Name, concept to remain the same
March 1, 2012

Salt Air restaurant at Avenue in Rehoboth Beach is set to reopen under new, but familiar management.

Taking over Salt Air will be Eric and Norman Sugrue, who also own Big Fish Grill and Summer House. Eric Sugrue said he would continue Salt Air’s farm-to-table concept emphasizing local produce, sustainable seafood and organic meats and poultry.

“We are keeping it Salt Air. We want to continue to do the farm-to-table type stuff. We’re going to keep that beach feel,” he said.

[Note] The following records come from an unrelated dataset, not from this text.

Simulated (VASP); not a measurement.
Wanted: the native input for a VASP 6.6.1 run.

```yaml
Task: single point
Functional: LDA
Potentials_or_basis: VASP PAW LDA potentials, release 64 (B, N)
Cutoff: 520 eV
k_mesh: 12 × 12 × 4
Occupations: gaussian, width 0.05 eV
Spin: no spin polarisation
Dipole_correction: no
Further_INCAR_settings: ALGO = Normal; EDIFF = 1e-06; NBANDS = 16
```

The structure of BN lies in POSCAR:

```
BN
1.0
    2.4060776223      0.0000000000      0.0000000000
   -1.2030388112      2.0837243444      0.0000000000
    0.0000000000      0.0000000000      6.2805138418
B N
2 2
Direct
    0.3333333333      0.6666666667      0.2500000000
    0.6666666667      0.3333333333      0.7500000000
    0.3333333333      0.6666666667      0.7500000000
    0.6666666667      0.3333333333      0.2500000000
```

Salt Air, 50 Wilmington Ave., closed suddenly in September in the middle of an interior renovation. Sugrue said he wanted to carry on the work of former co-owner Jonathon Spivak. The renovations Spivak began will be finished, and the kitchen will be upgraded. Salt Air will round out the Sugrues’ other restaurants, he said.

“It complements us at Big Fish. We are a very casual, fast-paced, family-oriented restaurant here that serves many different kinds of fish and seafood and all kinds of things – it’s a very broad-based menu. It’s not going to be as broad there. We’re going to keep it the way they did and focus on 10 items, where we do 60 items here,” Sugrue said.

He said the menu at Salt Air would be primarily seafood with a mix of beef, pork and poultry. For the most part, the menu will be almost the same as it was before.

“It evolved. It went all over the place,” Sugrue said of the Salt Air menu. “What we want to do is try to capture that again," he said. "The menu is going to change a little bit, based on how their menu has evolved since inception.”

Speaking of Big Fish, Sugrue said, “We don’t want to cannibalize here and Summer House; so being open in January on a Tuesday, we find that that’s the last thing we want to do."

Sugrue said he wants Salt Air to complement all the other great restaurants in Rehoboth. While the concept and menu of Salt Air will be similar, Sugrue said he hopes to add strong management to the restaurant’s operation.

”We’re going to bring a strong management team keeping with the same basic ideas of what they had started and created. We’re going to take that concept and try to execute and try to take it to the next level,” he said. “It’s just going to be a fun, happening spot.”

In its inaugural summer under new management, Salt Air will be open on a limited basis starting in April before opening seven-days-a-week after Memorial Day and then scaling back to four-to-five days a week after Labor Day. Salt Air will be open for private parties only in December and will be closed in January and February. No hours have been posted, but Salt Air has started hiring; more information can be found at www.saltairrestaurant.com.